I’ve had a number of “enlightening” moments over the past year and a big one was how incredibly addicted I was to my cell phone. This sounds so shallow writing it, but I had been connected constantly since 1998 when I moved to Sweden and got my first Ericsson Worldphone. It was blue and beautiful and it could “SMS” which was really cool. It defined me. It made me feel important. It kept me connected to everyone and everything.
Since 1998, I’ve been constantly connected, not realizing how “disconnected” it actually made my life. For instance, in March, I found myself hiding my cellphone in the cushion of our couch while reading a book to my 6-year-old daughter. Checking it every five minutes. Not in any way present for Amelie. Fully disconnected. I felt like a drunk hiding bottles around the house.
In May, I was at an acupuncture appointment, laying there jumpy because my phone was over on the desk and I couldn’t check it. I thought, “What is wrong with me?” And that began a day-long look at me and my cellphone. By the end of the day, I’d put down my cell phone for good. I changed the message to “Don’t call this number any more,” and apologized to everyone at work and friends who didn’t know how else to get ahold of me.

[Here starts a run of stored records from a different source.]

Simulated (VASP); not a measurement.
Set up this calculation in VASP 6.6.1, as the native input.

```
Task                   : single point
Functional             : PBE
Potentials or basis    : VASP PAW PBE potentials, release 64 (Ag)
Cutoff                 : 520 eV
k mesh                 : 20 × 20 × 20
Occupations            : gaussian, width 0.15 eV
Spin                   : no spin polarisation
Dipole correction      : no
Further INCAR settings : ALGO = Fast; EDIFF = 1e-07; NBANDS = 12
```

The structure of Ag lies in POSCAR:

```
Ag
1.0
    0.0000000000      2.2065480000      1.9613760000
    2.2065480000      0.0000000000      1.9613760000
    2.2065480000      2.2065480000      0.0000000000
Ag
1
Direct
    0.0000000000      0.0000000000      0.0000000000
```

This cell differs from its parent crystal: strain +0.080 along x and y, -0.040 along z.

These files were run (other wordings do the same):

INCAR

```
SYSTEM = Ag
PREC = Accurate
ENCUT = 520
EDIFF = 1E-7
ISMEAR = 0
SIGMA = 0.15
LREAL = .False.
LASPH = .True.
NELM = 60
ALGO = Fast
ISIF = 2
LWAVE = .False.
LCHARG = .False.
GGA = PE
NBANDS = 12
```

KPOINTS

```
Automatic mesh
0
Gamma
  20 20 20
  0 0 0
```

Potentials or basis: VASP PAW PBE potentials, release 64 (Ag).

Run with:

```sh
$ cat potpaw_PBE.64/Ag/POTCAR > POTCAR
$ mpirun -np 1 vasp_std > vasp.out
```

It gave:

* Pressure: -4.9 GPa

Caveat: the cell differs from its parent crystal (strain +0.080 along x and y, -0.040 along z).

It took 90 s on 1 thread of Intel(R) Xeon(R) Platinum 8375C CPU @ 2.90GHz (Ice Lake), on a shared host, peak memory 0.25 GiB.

The hardest part in the beginning was sitting at stoplights with nothing to do. I’m a big KGNU fan now. Co-workers said, “How will I reach you?” I said, “I’ll be in my office or at home, you have my land line don’t you? If I’m not at one of those places, I’m not available.” That was initially an unacceptable statement. But as the summer progressed, we got into a groove.
The impact this has had on my day-to-day life is immeasurable. It’s like I have my life back. It’s liberating. It’s freeing. I am not reachable at every second of the day. I can rake the leaves or be with my family and not stop when I feel a vibration in my pocket. My kids are ecstatic. My wife was totally supportive and loves me not having a cell.
Recently, it crept up again! My wonderful friends bought me an iPad when I was at my worst (physically and emotionally) in my entire life. Nancy didn’t want me to get one, but when I was in such bad shape they pounced on her, “Can we get him one now?” She caved. It was such a generous gift and the best grown up toy ever–like a big iPhone. Skyping, Sonos, Rhapsody, Exchange for my email, contacts, calendar. Lot of good fun, right?
Cut to three months later. It is with me at every moment. I bring it to every meeting, open it and look at my emails in no way present for whomever. It is back in the cushions of the couch and then the breaking point. I’m at a stoplight and there’s a Starbucks on the corner. I’m looking at my iPad and I connect to the Starbucks Wi-Fi and I’m so excited. Every time I stop at this light, I’ll be able to send an email or check my email. What a bonus!
So now my iPad stays at home. I’m wondering what this is all about? Why are we all so wrapped up in our phones? Some of us more than others. Is it a validation thing? An expectation thing for others to get back to me quickly? What does it fill on a deep level inside of me?
Here I am, probably one of the only people in my town of 80,000 without a phone. I know some older folks, 70+ that don’t have one but that’s all. Do you know any? Are they weirdos? Off the grid? Paranoid? I’m grateful for this change in my life and cannot see myself going back. Can you imagine your life without one?